“Confirmed Judges, Confirmed Fears” is a blog series documenting the harmful impact of President Trump’s judges on Americans’ rights and liberties. Cases in the series can be found by issue and by judge at this link.
Trump Ninth Circuit judge Lawrence VanDyke cast the deciding vote to reverse a district court ruling based on a jury verdict that a police deputy used excessive force in an arrest. The December 2020 decision is Stoner v Does.

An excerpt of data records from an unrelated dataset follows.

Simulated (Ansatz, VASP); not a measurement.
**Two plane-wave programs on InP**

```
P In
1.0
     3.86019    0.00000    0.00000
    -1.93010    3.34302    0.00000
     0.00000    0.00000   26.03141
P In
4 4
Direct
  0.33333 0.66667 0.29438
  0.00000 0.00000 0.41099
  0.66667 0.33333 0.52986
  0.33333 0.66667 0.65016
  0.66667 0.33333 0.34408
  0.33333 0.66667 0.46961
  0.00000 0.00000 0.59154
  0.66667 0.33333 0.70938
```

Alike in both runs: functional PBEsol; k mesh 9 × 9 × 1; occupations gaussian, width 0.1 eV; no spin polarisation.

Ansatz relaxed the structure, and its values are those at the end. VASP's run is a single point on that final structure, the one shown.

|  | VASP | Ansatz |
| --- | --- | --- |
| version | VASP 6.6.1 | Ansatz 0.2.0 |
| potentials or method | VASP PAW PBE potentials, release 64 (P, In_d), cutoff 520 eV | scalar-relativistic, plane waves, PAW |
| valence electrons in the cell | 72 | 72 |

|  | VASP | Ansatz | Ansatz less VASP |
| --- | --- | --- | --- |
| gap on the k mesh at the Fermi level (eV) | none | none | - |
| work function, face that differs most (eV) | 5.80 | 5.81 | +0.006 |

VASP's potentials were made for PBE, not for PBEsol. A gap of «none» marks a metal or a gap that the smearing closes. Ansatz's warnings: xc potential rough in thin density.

Police in Riverside County, California chased and pulled over Scott Stoner in his car in the early morning hours in Nuevo, a city in the county. According to a complaint that Stoner later filed in federal court, county deputies including Richard Fransik detained Stoner outside his vehicle and used what he described as “unreasonable and excessive force” in arresting him. The complaint contended that this included “excessive baton strikes” to his body, “forceful kicks,” and “repeated punches,” as well as “extensive bite injuries” from a police dog. Stoner maintained that he suffered “severe injuries,” particularly “debilitating injuries to his legs” caused by the police dog.
The case went to trial before a jury. Instead of a general verdict, the jury was directed to answer several specific questions. The jury found that Fransik had used “excessive or unreasonable force” against Stoner, but also found that Fransik’s actions were not “the moving force in causing harm” to Stoner. The judge initially entered the verdict as a judgment for the defense, but then, in response to post-trial motions, determined that it was a verdict for Stoner, since the jury had determined that Fransik had “violated” Stoner’s “Fourth amendment rights,” even though it did not find that damages were justified. Fransik appealed.
In a 2-1 decision in which Trump judge VanDyke provided the deciding vote, a Ninth Circuit panel reversed. The majority claimed that there was “no constitutional violation” as a matter of law because the jury did not find that Fransik’s “unreasonable force was the proximate cause of Stoner’s injuries.”
Judge Kim Wardlaw strongly dissented. Although she acknowledged that the jury’s answers created “ambiguity,” she pointed out that judges have a duty to attempt to “harmonize” differing answers by a jury, and the district judge had done so in this case. The trial judge concluded, she explained, that although the jury found that there was “excessive use of force” in violation of the Constitution, that action was not the “moving force” that caused Stoner’s “ultimate injury,” which the jury may well have believed was caused by Stoner’s attempt to fight with the dog “after the dog seized Stoner.” This interpretation of the jury’s verdict was a “reasonable conclusion,” Wardlaw continued, and should have been upheld.
As a result of Trump judge VanDyke’s deciding vote, however, the finding by a judge and jury that a Riverside police office used excessive force against Scott Stoner was reversed. The case is yet another example of Trump judges voting against accountability for police violence and misconduct.